In Gratitude

As a young, single mother of twins, I embarked on my software engineering journey really because I considered myself to be “good with computers,” and because I was searching for a way to provide for my children. I set out at the local community college to study Computer Information Systems, and Programming more specifically, thinking this could be a good career move for my family’s sake.

On a different day, I might characterize my long journey as one I made alone, because in some respects, I truly did. No one advised me to graduate early from high school, that was my decision. It only worked because I had worked so very hard to be a good student throughout my three years in high school. With two children, I needed a way to support them and I decided getting on to college was paramount. No one but me, felt the weight of full time school and full time entry level work that first year. I pushed myself to stretch, early and often to move ahead and provide. I transferred beyond community college. I made a pitstop in an Associates of Arts. I continued my education over many years, even when I think some people might have given up. I pushed myself for more responsibility, more difficult work, more challenges, and only I could make that journey for myself.

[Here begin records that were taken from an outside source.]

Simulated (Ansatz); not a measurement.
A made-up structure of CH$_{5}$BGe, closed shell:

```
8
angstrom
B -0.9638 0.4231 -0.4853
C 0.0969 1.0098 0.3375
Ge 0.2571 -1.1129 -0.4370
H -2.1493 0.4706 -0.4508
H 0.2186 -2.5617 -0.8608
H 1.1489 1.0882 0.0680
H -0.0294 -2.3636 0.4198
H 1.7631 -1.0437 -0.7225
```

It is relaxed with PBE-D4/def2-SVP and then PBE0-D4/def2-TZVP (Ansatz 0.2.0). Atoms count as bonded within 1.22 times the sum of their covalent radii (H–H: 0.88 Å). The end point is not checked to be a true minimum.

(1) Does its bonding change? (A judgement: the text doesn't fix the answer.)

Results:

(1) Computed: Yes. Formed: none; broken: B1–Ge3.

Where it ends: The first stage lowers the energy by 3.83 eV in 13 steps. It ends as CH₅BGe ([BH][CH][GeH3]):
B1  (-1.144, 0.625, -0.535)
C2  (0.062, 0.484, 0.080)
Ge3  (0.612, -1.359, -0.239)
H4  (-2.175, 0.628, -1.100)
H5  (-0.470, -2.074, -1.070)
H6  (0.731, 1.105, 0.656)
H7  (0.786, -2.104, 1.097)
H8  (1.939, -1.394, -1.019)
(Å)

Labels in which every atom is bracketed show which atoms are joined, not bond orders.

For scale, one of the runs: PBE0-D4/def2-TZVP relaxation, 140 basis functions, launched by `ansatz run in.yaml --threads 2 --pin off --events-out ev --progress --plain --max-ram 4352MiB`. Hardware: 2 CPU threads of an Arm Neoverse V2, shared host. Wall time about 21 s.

But today, and more often as I get older, I remember the people who have made my success more possible in the opportunities they provided. I would never have given up, but without those helping hands the road would have been much longer, much lonelier, and I wouldn’t be where I am today.

I was only a few classes into college when a professor recommended I apply for my first job in software engineering, and honestly I might not have applied if she wasn’t so insistent that I should make the attempt. Quite frankly, I was surprised she recommended me since I had a habit of falling asleep in her class. It was an early morning class, of a long day of classes for me, and I had two babies at home, and at night I worked as a waitress. For at least half of the year, I also worked part time in a tuxedo shop measuring men for tuxes and processing orders. I was lucky to live at home at the time and my mother was especially a big help for me. Ultimately though, there was never enough time for sleep, and that early morning class on IBM mainframe programming spent an awful lot of time on programming basics that I had already mastered. Long hours working and caring for two bright children and boredom in the classroom, well sleep was nearly inevitable.

Still I was a top student, and I enjoyed the assignments and working in the lab. I worked hard and my answers on tests were often used as class examples. Maybe I could do this as a career, right then, as my professor suggested but I was skeptical.

I was surprised when I was called for an interview, and I felt I did well under the scrutiny of the many people I interviewed with. I later learned there was some concern whether I would make a good hire, being so young, and a parent, and only having achieving the title of “waitress.” I am forever grateful I got the opportunity I did to become a part of the working family processing collections data at my first software engineering position.

I was hired as a student programmer, but within the first few months was promoted to programmer/analyst. I was a part of the Y2K project for our company and was ever encouraged forward by my first great manager, of which I have been so fortunate to have had many. Working there was truly like being part of a family. I’ve not had a position since that has really measured up to that feeling of belonging, but I can say my current role is very close.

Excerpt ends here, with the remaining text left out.